When I used to make folk instruments (mainly hammered dulcimers and
Celtic harps), I inscribed them with a Latin poem that was my trademark
for years:
"I was alive in the forest
Silent and without care
I was cut by the cruel ax
Now in death, I sweetly Sing"
What I'm about to say might sound rather corny "New Age", but I believe
that an instrument or organ pipe is a somewhat of a living thing that
comes to life, or should come to life when air passes though it.
Wood and other natural materials incorporated in the making of musical
instruments (pipes) give tone, character, and life in a way that
plastic cannot. It is the natural inconsistencies in wood that
determine the personality of the instrument in which it is used.
As much as plastic is touted for its durability, I have seen that it
does not stand the test of time. Either it gets brittle, breaks down,
or just plain begins to look or smell awful. I haven't been working
much with pipes lately; I'm out of freins (and looking for a source)
and I'm currently embroiled in designing and building xylophone bars,
but I'll tell you a bit of what I have done.
I haven't had much trouble making a pipe which out-performs pipes in
the traditional orchestrions. The real trick is making the _remainder_
of the set sound just as good. In the first set of pipes I made, there
were only about 14 out of 24 that I was really happy with. This ratio
improves with each set I make, but I'm still not yet at 24 out of 24.

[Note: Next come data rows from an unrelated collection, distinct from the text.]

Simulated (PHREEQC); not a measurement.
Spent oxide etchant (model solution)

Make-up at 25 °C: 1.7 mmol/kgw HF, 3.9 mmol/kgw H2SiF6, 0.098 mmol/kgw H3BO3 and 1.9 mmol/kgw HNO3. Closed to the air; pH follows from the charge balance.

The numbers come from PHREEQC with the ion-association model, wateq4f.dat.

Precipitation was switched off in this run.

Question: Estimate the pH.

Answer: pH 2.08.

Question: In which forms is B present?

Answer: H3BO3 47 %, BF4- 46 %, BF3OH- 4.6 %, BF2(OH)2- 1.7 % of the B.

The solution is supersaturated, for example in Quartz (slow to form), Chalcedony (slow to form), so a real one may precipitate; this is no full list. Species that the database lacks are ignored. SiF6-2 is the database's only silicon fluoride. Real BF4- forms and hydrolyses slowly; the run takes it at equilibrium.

A lot of it is still hit-and-miss for me. Even when I painstakingly
copy a pipe from an original, the sound I want won't come forth. It's
time to leave a burnt offering to the Muse of Organ Pipes...
In designing my pipes, I use Weber and Welte Violin pipes as a basis.
Violin pipes in most European orchestrions are longer and have a
lighter construction than their American counterparts. Most American
violin pipes sound like a glorified flute with added overtones, whereas
the European pipes have much more of a _bite_.
When you blow into a Weber violin pipe it comes alive, and the whole
pipe vibrates. I think this is very important, as it follows the idea
of sound dispersal in a real violin, so following Mr. Stradivarius
ain't such a bad idea.
For the sides and backs of the pipe I have used spruce (from old piano
sound boards) and redwood. What is important in selecting wood for
sides is the tightness of growth rings: 10-14 rings/inch for pipes
longer than 10 inches, and 15-20 rings/inch for smaller pipes. Tighter
rings means a lot more rigidity and sound conductivity at thinner
thicknesses.
For the front cap a hard wood with tight pores, like hard-rock maple or
walnut, is preferred. Getting a good knife-edge at the speaking end is
very critical. The problem I see in some orchestrions and many band
organs is that, over the years, dirt suspended in the air has eroded
away these edges enough to alter the airstream and significantly affect
the tone.
Slow-setting hide glue is a must for the final phase of assembly.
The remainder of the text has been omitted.